Communication between Processes (Pipes)

Using Pipes for Inter-Process Communication

Pipes provide a simple mechanism for unidirectional communication between processes. The multiprocessing.Pipe() function creates a pair of connected file descriptors representing the ends of the pipe. One process can send data through one end (conn.send()), and another process can receive data from the other end (conn.recv()).

Code Explanation

  1. Create a Pipe: parent_conn, child_conn = multiprocessing.Pipe() creates two connection objects. Data written to child_conn can be read from parent_conn.
  2. Define Sender and Receiver Functions: The sender function sends a list of messages through its connection, and the receiver function receives and prints messages until it encounters an EOFError (indicating the connection has been closed).
  3. Create Processes: Two processes are created: one for sending and one for receiving.
  4. Start Processes and Join: The processes are started, and the main process waits for them to complete.

import multiprocessing

def sender(conn, messages):
    """Sends messages through the connection."""
    for message in messages:
        conn.send(message)
        print(f'Sent: {message}')
    conn.close()

def receiver(conn):
    """Receives messages from the connection."""
    while True:
        try:
            message = conn.recv()
            print(f'Received: {message}')
        except EOFError:
            break
    print('Receiver finished.')

if __name__ == '__main__':
    parent_conn, child_conn = multiprocessing.Pipe()
    messages_to_send = ['Hello', 'from', 'process', 'land!']

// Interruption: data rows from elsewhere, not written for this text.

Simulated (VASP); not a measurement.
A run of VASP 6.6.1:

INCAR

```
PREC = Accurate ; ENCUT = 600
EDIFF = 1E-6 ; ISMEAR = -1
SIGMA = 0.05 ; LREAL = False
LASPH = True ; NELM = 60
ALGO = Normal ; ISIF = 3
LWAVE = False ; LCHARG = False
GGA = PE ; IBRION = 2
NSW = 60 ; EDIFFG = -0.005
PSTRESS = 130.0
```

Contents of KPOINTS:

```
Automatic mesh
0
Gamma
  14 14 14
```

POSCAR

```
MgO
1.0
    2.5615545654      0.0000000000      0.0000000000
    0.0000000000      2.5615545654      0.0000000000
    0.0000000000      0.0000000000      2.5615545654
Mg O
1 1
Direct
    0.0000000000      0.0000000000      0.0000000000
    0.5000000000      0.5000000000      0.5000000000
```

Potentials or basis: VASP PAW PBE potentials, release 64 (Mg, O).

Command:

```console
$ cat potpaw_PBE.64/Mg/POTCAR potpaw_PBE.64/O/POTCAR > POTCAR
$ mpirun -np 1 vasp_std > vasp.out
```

    p1 = multiprocessing.Process(target=sender, args=(child_conn, messages_to_send))
    p2 = multiprocessing.Process(target=receiver, args=(parent_conn,))

    p1.start()
    p2.start()

    p1.join()
    p2.join()

    print('Done!')

Communication between Processes (Queues)

Using Queues for Inter-Process Communication

multiprocessing.Queue provides a thread-safe, process-safe FIFO queue. It is often preferred over pipes for more complex communication patterns. Queues automatically handle locking, making it easier to exchange data safely between processes.

Code Explanation

  1. Create a Queue: q = multiprocessing.Queue() creates a new queue object.
  2. Define Producer and Consumer Functions: The producer function puts items into the queue, and the consumer function retrieves and processes items from the queue. The producer adds None to the queue to signal the consumer to stop.
  3. Create Processes: Two processes are created: one to produce items and one to consume them.
  4. Start Processes and Join: The processes are started and the main process waits for them to complete.

import multiprocessing

def producer(queue, items):
    """Adds items to the queue."""
    for item in items:
        queue.put(item)
        print(f'Produced: {item}')
    queue.put(None)  # Signal the consumer to stop

def consumer(queue):
    """Consumes items from the queue."""
    while True:
        item = queue.get()
        if item is None:
            break
        print(f'Consumed: {item}')
    print('Consumer finished.')

if __name__ == '__main__':
    q = multiprocessing.Queue()
    items_to_produce = ['Apple', 'Banana', 'Cherry']

    p1 = multiprocessing.Process(target=producer, args=(q, items_to_produce))
    p2 = multiprocessing.Process(target=consumer, args=(q,))

    p1.start()
    p2.start()

    p1.join()
    p2.join()

    print('Done!')

Concepts Behind the Snippet

The snippets illustrate core concepts of process-based concurrency:

  • Process Creation: Creating independent execution environments using multiprocessing.Process.
  • Parallel Execution: Leveraging multiple CPU cores to execute tasks concurrently, overcoming the GIL limitation.
  • Inter-Process Communication (IPC): Using pipes and queues to exchange data and synchronize activities between processes.

Real-Life Use Case Section

Consider a scenario where you need to process a large image dataset. Instead of processing images sequentially in a single process, you can distribute the processing across multiple processes using multiprocessing. Each process can handle a subset of the images, significantly reducing the overall processing time.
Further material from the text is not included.